Monday, August 1, 2011

Wealthy win another big tax battle

Map of USA highlighting states with no income taxImage via Wikipedia
Employees fear Publisher Stephen A. Borg
will move to a state without income tax.

You can bet Publisher Stephen A. Borg is toasting the debt-limit deal that leads The Record today -- secure in the knowledge that he and his wealthy friends will continue to get away with murder when it comes to paying taxes.

Just a month ago, he broke out the bubbly when Governor Christie signed a budget that spared him and other millionaires from paying a state income-tax surcharge, but cut programs for low-income and middle-class families alike.

Editor Francis Scandale is one of the clueless journalists who have swallowed all the lies from congressional Republicans and Tea Baggers, who claim the Bush tax cuts create jobs.

No. They create pain, as readers can see from the major element on Page 1 today -- 4,879 disabled people statewide waiting for housing.

Do the math

At the bottom of A-1 today, the headline declares: "School background checks in full swing." Yet, the story says only 29 out of 4,500 to 5,000 board members have been fingerprinted so far.

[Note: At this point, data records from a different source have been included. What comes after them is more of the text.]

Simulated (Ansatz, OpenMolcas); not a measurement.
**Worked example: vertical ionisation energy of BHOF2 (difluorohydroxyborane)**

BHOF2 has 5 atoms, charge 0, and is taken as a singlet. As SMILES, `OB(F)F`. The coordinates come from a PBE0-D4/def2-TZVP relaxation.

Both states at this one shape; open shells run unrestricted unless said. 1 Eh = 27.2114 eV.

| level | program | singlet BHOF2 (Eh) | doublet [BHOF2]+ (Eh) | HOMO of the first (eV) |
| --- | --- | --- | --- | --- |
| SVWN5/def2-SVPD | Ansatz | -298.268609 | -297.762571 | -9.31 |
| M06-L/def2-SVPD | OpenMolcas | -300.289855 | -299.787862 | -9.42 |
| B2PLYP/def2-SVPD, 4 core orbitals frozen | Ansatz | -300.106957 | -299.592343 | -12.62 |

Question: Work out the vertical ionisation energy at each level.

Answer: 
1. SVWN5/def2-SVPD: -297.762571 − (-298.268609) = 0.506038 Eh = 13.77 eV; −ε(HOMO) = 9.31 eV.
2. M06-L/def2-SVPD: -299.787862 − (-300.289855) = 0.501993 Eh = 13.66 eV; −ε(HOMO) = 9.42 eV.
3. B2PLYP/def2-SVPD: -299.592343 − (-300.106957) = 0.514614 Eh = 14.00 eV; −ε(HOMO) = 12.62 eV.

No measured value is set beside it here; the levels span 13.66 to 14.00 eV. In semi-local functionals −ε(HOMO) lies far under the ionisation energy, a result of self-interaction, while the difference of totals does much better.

Editorial Page Editor Alfred P. Doblin continues to sprinkle his column with silly Broadway references, such as calling Christie's health scare last week "a Kumbaya moment" (A-11).

Doblin notes Christie's relationship with Senate President Stephen Sweeney, D-Glouchester, is "as strained as carrots in a jar of baby food," and says Sweeney "is someone who, like the GOP's elephant, never forgets."

Is Doblin suggesting Christie -- the GOP elephant in New Jersey -- push away his usual beer and pizza for some of those strained carrots?

What is she thinking?

Looking at today's Local section, you have to wonder at head Assignment Editor Deirdre Sykes' priorities.

The lead is a process story on illegal pupils, and there is yet another story about a town's solar energy project (L-1).

The big element on L-1 is an inane column by Mike Kelly on a Pearl Harbor memorial. Is it Dec. 7th already?

But buried on Page L-7 is a story under the headline: "Using food as a uniting force."

A Teaneck block party speaks volumes about North Jersey's diversity and is one of the few signs of harmony amid all the partisan in-fighting and negativity that have  dominated the news for months.

This is the kind of story that belongs on the front of Local, but the incompetent assignment editors just don't get it.